2013 Early Career Scientists Awarded, 2014 Open Call Announced


George Pau and Nathan Urban have been selected, along with 63 other recipients, by the U.S. Department of Energy's (DOE) Office of Science as Early Career Research Program award winners for 2013. Each winner will receive monetary funds from DOE's Earth System Modeling program over a period of five years to explore ways to advance their research focus.

Pau, a computational scientist at Lawrence Berkeley National Laboratory, studies high-performance computing, model reduction, and optimization of algorithms relevant to Earth sciences. He was funded to work on his proposal, “A Multiscale Reduced Order Method for Integrated Earth System Modeling.”

Urban, energy security fellow at Los Alamos National Laboratory, focuses his research on climate prediction and uncertainty quantification. He won funding for his proposal, “Beyond the Black Box: Combining System and Model Dynamics to Learn about Climate Uncertainties.”

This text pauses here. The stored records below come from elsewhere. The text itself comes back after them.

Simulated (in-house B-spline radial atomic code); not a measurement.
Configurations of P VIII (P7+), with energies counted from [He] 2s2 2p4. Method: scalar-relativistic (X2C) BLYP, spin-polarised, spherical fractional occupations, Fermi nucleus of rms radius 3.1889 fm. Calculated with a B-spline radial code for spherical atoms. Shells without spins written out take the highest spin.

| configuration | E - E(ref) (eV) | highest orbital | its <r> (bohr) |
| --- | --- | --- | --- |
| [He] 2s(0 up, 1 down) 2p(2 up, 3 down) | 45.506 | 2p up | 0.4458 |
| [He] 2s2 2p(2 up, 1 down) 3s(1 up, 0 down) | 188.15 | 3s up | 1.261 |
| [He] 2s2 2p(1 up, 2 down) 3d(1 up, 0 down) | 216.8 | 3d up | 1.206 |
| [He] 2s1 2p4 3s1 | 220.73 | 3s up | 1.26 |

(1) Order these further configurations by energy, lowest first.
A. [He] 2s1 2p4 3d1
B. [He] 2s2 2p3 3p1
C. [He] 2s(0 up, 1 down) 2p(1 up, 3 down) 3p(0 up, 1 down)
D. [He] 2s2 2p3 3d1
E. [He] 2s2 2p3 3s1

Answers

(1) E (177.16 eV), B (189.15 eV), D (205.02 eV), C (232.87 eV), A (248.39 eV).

The call for 2014 research applications is now open. The DOE Climate and Environmental Sciences Division is only accepting proposals in the area of the water cycle, with particular emphasis on process-level experimental, analysis, or modeling studies that indicate a clear path toward the incorporation of improved process-level understanding into Earth system models.

Principal Investigators (PI) who received doctorates no earlier than 2003 are eligible to apply. They must be full-time, permanent, non-postdoctoral national laboratory employees, or untenured assistant or associate professors on the tenure track as of the proposal deadline.

Key deadlines are:

  • Pre-proposals are due on or before September 5, 2013, at 5:00 p.m. Eastern Daylight Time.
  • Successful pre-applicants will be requested by DOE to submit a full proposal, due on or before November 19, 2013, at 5:00 p.m. Eastern Standard Time.

Each PI may submit only one Office of Science Early Career Research Program proposal per annual competition and should request project support for five years. In addition, a PI may not participate in more than three Office of Science Early Career Research Program competitions.

The DOE Office of Science website contains more information about the Early Career Research Program and an FAQ about the submission process. Awards are expected to begin in FY2014.